So you mean to tell me we can make a lawn mower engine over here (Briggs & Stratton in Alabama) for $200, but we can't make a scope for less than $500? I just don't buy it.
 
Sure, if you want your scope made from a cheap investment casting and stamped steel parts that get cranked out by the hundreds of thousands.

B/S sells more lawn mowers in a summer than USO or any other optics company probably does in five years.

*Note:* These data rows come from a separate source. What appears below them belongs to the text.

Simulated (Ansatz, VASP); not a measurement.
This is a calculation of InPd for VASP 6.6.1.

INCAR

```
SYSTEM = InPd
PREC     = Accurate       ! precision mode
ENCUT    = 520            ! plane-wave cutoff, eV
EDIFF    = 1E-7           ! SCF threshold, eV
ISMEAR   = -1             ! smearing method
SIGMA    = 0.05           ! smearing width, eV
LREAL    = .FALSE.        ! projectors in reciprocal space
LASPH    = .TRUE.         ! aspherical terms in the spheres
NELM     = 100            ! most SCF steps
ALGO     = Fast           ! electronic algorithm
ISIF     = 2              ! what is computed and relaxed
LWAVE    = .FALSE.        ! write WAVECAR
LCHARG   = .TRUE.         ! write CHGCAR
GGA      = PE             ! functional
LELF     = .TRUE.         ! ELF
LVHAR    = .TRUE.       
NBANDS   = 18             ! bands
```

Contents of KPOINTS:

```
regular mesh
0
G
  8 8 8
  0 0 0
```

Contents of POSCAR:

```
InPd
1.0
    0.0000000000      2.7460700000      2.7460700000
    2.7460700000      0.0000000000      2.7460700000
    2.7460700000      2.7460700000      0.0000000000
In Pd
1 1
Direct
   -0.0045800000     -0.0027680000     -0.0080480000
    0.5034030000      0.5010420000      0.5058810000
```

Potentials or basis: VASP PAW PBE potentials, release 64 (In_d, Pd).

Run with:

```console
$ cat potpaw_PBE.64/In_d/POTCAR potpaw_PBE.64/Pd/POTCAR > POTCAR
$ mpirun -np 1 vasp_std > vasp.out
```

Mass production lowers costs. I doubt the tolerances on a mower approach those of quality optics though. Then add material costs. I doubt seriously a lawn mower uses an aerospace listed material. Most of the better scope companies do. That's not cheap as the documentation that goes with that kind of material is extensive- to the point that it can be traced back to the guy with the shovel who dug the ore out of the ground! One little reason why plane tickets aren't cheap. . .
 
Just curious, engineering and other factors aside how much $$ raw material do you think goes into making a high dollar scope like Zeiss, Leupold, or S&B?

$100
$300
$500
more, less?
 
Not to worry guys when all manufacturing jobs are gone from America think of all the cheap products we can buy from around the world,but then we will only have government jobs to purchase those products, for sure a winning idea.:rolleyes:

Greed pure and simply brought us to this place corporations,government and unions all equally guilty.
 
I've spent seven years and several million dollars of other peoples money (our investors) making optical systems in the US.
Rifle scopes are trivial in comparison to what my former company was custom grinding here in the USA. For three years we struggled to get a consumer-grade lens system designed, tested and manufactured in the US. The top three US glass houses first said it couldn't be made. We/I made it. Then they said that there would be no way to ensure tolerances on the product and that it would cost a minimun of $1000 per unit for orders under 10K units. I proved them wrong. Then they said that they couldn't meet our volume demands.
So, I got on a plane and went to Japan. In three weeks I had a prototype. In six weeks I had production samples and in three months I had an inventory of "impossible" to make lenses that not only held tolerances but exceeded out expectations/predictions in performance. Get this ....each unit was sold to us at $50. You do the math.
There is no doubt in my mind that the US can make the most sophisticated optical systems in the world- Lawrence Livermore National Lab's NIST laser facility is one example. However, when it comes to high-end, consumer/prosumer grad optics, the Chinese and Japanese firms kick everyone's ass.
Do a search for aspheric lenses, then get on the web and call every US firm you can find that can make them, there aren't many. If you were to ask for bids on simple lenses you would likely find that the cost of making your lenses in the US would run at least 10X and more likely 50X what it would cost in China. And then there's the volume. US glass fabs usually cannot handle orders that exceed the thousands of units. You wont get glass into consumers hands in the US unless you can make tens-of thousands of units per year.
Just my experience....for what it's worth....and I prefer German glass (Zeiss,Leica, Leitz) to Japanese -they are more robust and usually not surrounded by comoplicated mechanisms....although my wife's 80-200 Nikor lens is a work of art.
 
Just curious, engineering and other factors aside how much $$ raw material do you think goes into making a high dollar scope like Zeiss, Leupold, or S&B?

I imagine the cost of the raw materials in any scope would be pennies. The costs of the raw materials in a printing of the Heller decision would also be pennies. A bit of paper and ink and an inch of wire for the staple. Of course the value of that decision does correlate particularly to the raw material costs.


I don't entirely understand the desire to buy a product made entirely within the US. Do any of us wish we could spend our days manufacturing optics, or sewing undershirts together? And just how much would you like to be paid for your efforts?

If people elsewhere can create value with desirable goods at prices we are willing to pay, everyone wins.
 
The USA was a great nation until the saying I can't came around.

We used to be a country of I can. I guess it is just to much work anymore. Oh well them 6 year olds in China and India need jobs too.
 
Maybe we need to be careful what we wish for.
If manufacturing comes back, it may mean we have fallen to third-world status.